As part of an ongoing investigation of study abroad programs, the New York State Attorney General issued a subpoena to Cornell and 14 other colleges last month to scrutinize their relationships with independent study abroad agencies. Whether or not the inquiry elicits any wrongdoing, the subpoena does underscore a serious issue within our study abroad office, namely the preference of certain programs and even countries over other comparable alternatives.
Abroad programs generate a boatload of cash (or as my friends and I say after visiting Denmark, a hefty sum of Kroner), which, as always, should raise eyebrows. My Cornell tuition was highest during my semester abroad in London, and included a supplemental $5,000 fee for an ill-defined “Cornell International Program Tuition” (where was the other $15,000 going?).
Now, with the revelation that university offices may have been colluding with study abroad providers in “rarely disclosed and largely unknown” practices that could “limit study-abroad options and drive up their price,” according to The New York Times, it is imperative that Attorney General Andrew M. Cuomo not back down from his investigation.
Truth be told, there is little chance that the subpoena will reveal any corruption at our University. Nonetheless, it should open Cornell’s ears to the grumblings of many students that the study abroad office has shown undue favoritism in promoting some programs over others.
When Margaret Kurtzman ’08 approached the Study Abroad office last fall, she already knew that she wanted to spend the following semester in Scotland. During her meetings with the office, she found that it was supportive of her decision, but that it was actively stressing the University of Edinburgh over another program at the University of St. Andrews.
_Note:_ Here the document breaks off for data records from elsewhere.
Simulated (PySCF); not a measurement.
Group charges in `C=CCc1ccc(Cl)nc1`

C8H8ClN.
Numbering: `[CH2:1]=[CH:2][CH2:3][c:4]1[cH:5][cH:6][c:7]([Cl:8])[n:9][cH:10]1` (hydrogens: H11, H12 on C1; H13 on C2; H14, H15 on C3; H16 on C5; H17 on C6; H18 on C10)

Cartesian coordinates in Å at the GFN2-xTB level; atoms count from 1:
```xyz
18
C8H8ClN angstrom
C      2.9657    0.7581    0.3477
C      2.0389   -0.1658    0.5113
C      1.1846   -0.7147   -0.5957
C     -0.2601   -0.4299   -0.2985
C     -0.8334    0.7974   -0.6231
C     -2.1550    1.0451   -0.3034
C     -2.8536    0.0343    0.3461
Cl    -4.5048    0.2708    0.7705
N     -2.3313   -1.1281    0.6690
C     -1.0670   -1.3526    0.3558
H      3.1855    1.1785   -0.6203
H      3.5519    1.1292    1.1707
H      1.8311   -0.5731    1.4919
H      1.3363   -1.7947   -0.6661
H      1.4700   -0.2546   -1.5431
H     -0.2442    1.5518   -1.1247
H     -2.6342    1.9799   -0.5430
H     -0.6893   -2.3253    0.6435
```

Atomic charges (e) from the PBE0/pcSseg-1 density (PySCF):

“The main difference,” Kurtzman said, “was that at Cornell they made it seem like the University of Edinburgh was a more prestigious school,” when in fact, she found the difference to be “so slight” once she arrived in Scotland.
Two students who traveled to nearby Ireland had similar complaints with the Abroad office.
Josh Gerber ’08 — a housemate of mine — initially wanted to go to Prague, but after the Abroad office told him it was akin to “one big party,” and that law schools would frown on his studying there, he set his sights on Dublin, “home to James Joyce, my favorite author,” as Gerber said.
Abroad steered him to Trinity College, and promised that student housing would be made available. Yet when he arrived in Dublin on New Years Day, he found that Trinity did not in fact offer housing, and that he was on his own.
“I lived out of a suitcase for a week, and went apartment hunting all over the city,” Gerber said, remembering one rental above a substance recovery center located in a neighborhood known to locals as “Stab City.”
For Anna Dubenko ’08, Trinity College (even sans accommodations) would have been preferable to the program she ended up on, at University College Dublin. There, unbeknownst to her beforehand, she had to enroll in six classes as part of UCD’s rigorous curriculum.
Gerber and Dubenko both said they felt slighted by the University for not offering a Butler University program as an option, where “students from various universities back in the States” studied at Trinity, but were also treated to “amazing housing and organized activities for its students to help them make friends and get acclimated to the foreign city,” said Gerber.
The same fate awaited Liana Kraushaar ’08 in Bologna, where study abroad sent her to further her studies in Italian. Kraushaar was told that her first choice program’s deadline had passed (though she later applied, and got in), and that she should instead apply to a program run by Indiana University — so she did.
But when she landed in Bologna, Kraushaar found that her program provided no student housing, and instead walked its 15 students through the streets, encouraging them to rip flyers with apartment advertisements off the city walls. Here’s the kicker: there was a very similar program nearby, with the “same type of requirements, except that accommodations were provided, and the program was better run,” said Kraushaar.
At the end of the day, none of these stories prove any wrongdoing on the part of the University; yet where Cuomo sees fire, there does appear to be smoke. Even if the subpoena fails to reveal any misconduct at Cornell, there’s good reason to take a second look at where all this tuition’s going, and perhaps more importantly, whether anyone is benefiting more from it than the students themselves.